Postby Ray Abbitt » Thu, 16 Jun 2005 14:40:36 GMT

Ok, I've done some searching and can't find any definitive answer as
to which is best. The only differences I can see on my (old slow)
system is that makemap hash takes over 5 minutes to run and makemap
btree takes just a little over 1 minute. (My access text file has 
about 100000 lines). Am I taking a performance hit with sendmail if
I use the btree rather than hash? I've tried it both ways and can't 
really see any difference other than the time it takes to rebuild the
database.

-ray

Re: Hash or btree for access.db

Postby Andrzej Adam Filip » Thu, 16 Jun 2005 15:14:00 GMT



Btree is better for building BIG dtabases from "key sorted" input files.

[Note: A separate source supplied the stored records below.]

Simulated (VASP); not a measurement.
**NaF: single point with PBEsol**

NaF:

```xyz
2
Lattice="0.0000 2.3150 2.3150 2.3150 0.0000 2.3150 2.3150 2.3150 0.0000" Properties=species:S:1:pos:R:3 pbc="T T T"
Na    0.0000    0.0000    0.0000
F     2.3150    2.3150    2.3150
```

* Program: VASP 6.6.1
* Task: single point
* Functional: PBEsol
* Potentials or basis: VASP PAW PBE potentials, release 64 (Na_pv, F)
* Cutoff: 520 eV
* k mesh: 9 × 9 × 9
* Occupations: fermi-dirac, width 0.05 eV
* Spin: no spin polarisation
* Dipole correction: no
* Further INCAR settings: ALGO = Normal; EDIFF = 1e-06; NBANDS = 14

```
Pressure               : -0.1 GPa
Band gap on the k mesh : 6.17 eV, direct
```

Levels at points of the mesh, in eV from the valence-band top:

Using big access db is not recomended. Sendmail can do 20-30 access 
lookups per one incoming message. When big part of access.db file is not 
cached by library itself or file system cache it may create big 
penalties approaching one disk I/O operation per one lookup.

-- 
Andrzej [en:Andrew] Adam Filip  XXXX@XXXXX.COM   XXXX@XXXXX.COM 
"All that is necessary for the triumph of evil is that good men do
  nothing"  -- Edmund Burke (18th century)


Re: Hash or btree for access.db

Postby Ray Abbitt » Fri, 17 Jun 2005 02:40:47 GMT

In article <d8oguj$541$ XXXX@XXXXX.COM >,




But how big is big? Is 100000 or so entries considered big? And for
what it's worth, my input files are (mostly) sorted.


Once again though, how big is big?  My access.db is around 16 Mb (it is
about 30% larger using hash instead of btree). I haven't seen any
performance differences, but the system isn't particularly busy either.
There are only a few real users and message traffic is in the thousands
per day. It's a PII 266 with 128 Mb of ram and load average tends to run 
around .05 or less most of the time. 

-ray


Re: Hash or btree for access.db

Postby Andrzej Adam Filip » Fri, 17 Jun 2005 03:22:00 GMT






It depends on memory size (size of in memory file system cache).
IMHO 1E5 is not a big db for relatively modern PC server.

Building btree from sorted (or partially sorted) input file reduces 
number of required disk I/O operations when created db is not fully 
cached by system cache of file system.


Can you report the following:
1) (peak) physical ram usage [size of free/available physical memory]
2) number of messages received in the busiest hour of week
3) use of AS/AV software (scanning message bodies "in smtp session")

Use some software to track memory usage, system (CPU) load and disk I/O 
operations (It is OS/distribution dependent) - it should provide you 
more reliable indicators.

-- 
Andrzej [en:Andrew] Adam Filip  XXXX@XXXXX.COM   XXXX@XXXXX.COM 
"All that is necessary for the triumph of evil is that good men do
  nothing"  -- Edmund Burke (18th century)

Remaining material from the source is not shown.